What's the fastest way to make predictions on a directory of images?

xjdeng · January 5, 2019, 10:53pm

Suppose I trained an image classifier and I want to use it to make predictions:

path = /path/to/my/model
pred_dir = /path/to/directory/full/of/images/i/want/to/predict

First, load the model:

data = ImageDataBunch.from_folder(path, ds_tfms=get_transforms(), size=224).normalize(imagenet_stats)
learn = create_cnn(data, models.resnet34, metrics=accuracy)
learn.load("model1000v1")

The following works but is quite awkward since learn.predict only makes prediction on a single image at a time:

preds = []
for f in Path(pred_dir).iterdir():
    _,x,_ = learn.predict(open_image(f))
    preds.append(int(x))

I tried the following but I only got 64 predictions (I assume 64 is the default batch size):

pred_files = list(Path(pred_dir).iterdir())
imglist = ImageItemList(items=pred_files)

I also tried the following and got 4319 predictions despite there only being 79 images in my directory:

pred_files = list(Path(pred_dir).iterdir())
imglist = ImageItemList(items=pred_files)
len(pred_files) #answer: 79
preds = learn.get_preds(imglist)
preds[1].shape #answer: 4319

Any ideas?

sgugger · January 6, 2019, 9:39pm

You can’t pass a Dataset to get_preds, it should be a DatasetType. If you have multiple predictions to make, you should just use the test set, as documented here.

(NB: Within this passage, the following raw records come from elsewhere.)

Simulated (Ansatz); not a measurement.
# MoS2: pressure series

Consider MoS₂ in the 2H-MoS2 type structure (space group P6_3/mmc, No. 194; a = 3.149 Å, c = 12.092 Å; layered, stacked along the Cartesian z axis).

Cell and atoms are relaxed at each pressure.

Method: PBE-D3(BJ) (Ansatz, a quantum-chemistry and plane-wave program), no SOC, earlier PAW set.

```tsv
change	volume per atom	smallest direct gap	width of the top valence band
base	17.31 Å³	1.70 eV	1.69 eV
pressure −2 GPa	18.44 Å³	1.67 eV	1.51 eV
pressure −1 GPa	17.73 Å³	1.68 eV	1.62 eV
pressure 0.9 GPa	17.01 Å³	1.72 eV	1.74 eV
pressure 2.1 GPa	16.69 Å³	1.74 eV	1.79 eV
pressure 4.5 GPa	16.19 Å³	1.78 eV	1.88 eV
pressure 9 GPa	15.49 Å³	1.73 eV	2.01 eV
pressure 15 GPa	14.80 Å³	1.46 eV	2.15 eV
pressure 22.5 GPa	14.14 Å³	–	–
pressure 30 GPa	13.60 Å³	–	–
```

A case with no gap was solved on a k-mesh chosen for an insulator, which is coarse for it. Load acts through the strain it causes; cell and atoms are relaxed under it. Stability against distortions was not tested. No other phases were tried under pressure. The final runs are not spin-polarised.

zache · September 24, 2019, 1:38pm

When you set a test dataset as per the docs, are they given the same set of transforms (I’m mainly concerned that the image size is correct) and normalization?

If not, what is the best way to perform predictions on a large set of images while also resizing and normalizing?

sgugger · September 24, 2019, 3:23pm

They get the same transforms as the validation set, yes.

zache · September 24, 2019, 3:30pm

Great – thanks!